‘Formation’ helps form new opinions

When Macklemore addressed his own privilege with “White Privilege II” he didn’t get nearly as big of a reaction as Beyoncé did this afternoon with “Formation.”

The lyrics make little sense the first time listened to, as if she strung together small statements with little relativity to each other. However, with closer inspection her words address the stigmas placed on her because of her race, gender and prominence in pop culture.

Within the first minute of the song she says “I like my baby hair, with baby hair and afros. I like my negro nose with Jackson Five nostrils.” European traits have been the most major influence for beauty-what is seen as acceptable in society. Beyonce’s denouncement of these beauty standards is powerful because of how widely-known and popular she is, but it is nothing new. She is simply emphasizing what other people, though vastly less popular than her, have been saying for years. A few other social justice statements of this nature are in the song, but sadly over half of it is lost in a repetitive chant that, while catchy, lacked substance.

The music video as a whole gives off the same message that the song held, but the visuals offer more power than the words. One scene in particular was striking, when a line of police officers covered in riot gear are standing in a line watching a little black boy. He’s dancing, and the officers do nothing but stand guard for the majority of the time. At the end, rather than act on the hostility that seems presented in the situation, they put their arms up in surrender and the camera pans to a wall with “Please stop shooting us” spray painted on it. This reference to the numerous cases of racially fueled shootings could have been a stand alone image and still could have the same impact.

Beyoncé’s daughter is featured in the video sporting her natural hair as well as the various black male and female dancers. Even Beyoncé herself is rocking unbelievably long blond braids, a look that is directly associated with black culture whether the context be positive or negative. The natural look of black people is construed as beautiful throughout the video, something that is quite the opposite of the message a lot of companies have put out.

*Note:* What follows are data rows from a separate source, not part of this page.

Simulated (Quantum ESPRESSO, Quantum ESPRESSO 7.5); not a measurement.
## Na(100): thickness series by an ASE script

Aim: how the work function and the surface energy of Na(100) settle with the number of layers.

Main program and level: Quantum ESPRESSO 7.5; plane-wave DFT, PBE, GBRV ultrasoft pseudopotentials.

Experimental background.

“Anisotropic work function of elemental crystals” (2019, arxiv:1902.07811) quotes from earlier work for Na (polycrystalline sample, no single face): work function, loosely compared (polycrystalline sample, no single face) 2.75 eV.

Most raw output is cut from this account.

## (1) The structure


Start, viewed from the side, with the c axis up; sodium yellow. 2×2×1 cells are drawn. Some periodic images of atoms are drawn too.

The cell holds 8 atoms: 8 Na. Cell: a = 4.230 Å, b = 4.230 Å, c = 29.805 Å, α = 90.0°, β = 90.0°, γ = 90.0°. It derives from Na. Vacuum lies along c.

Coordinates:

This made me more forgiving of what the song lacked in its second half. Beyoncé is a major icon and this song is definitely going to impact people’s perspectives. It also shows that racial stereotypes should not make you feel that you can’t indulge in something simply because it has been used negatively to describe your race. If Beyoncé likes collared greens and cornbread, what’s stopping you from admitting it too? When Beyoncé says “I slay” for the tenth time in a minute just know that she does, and so do you.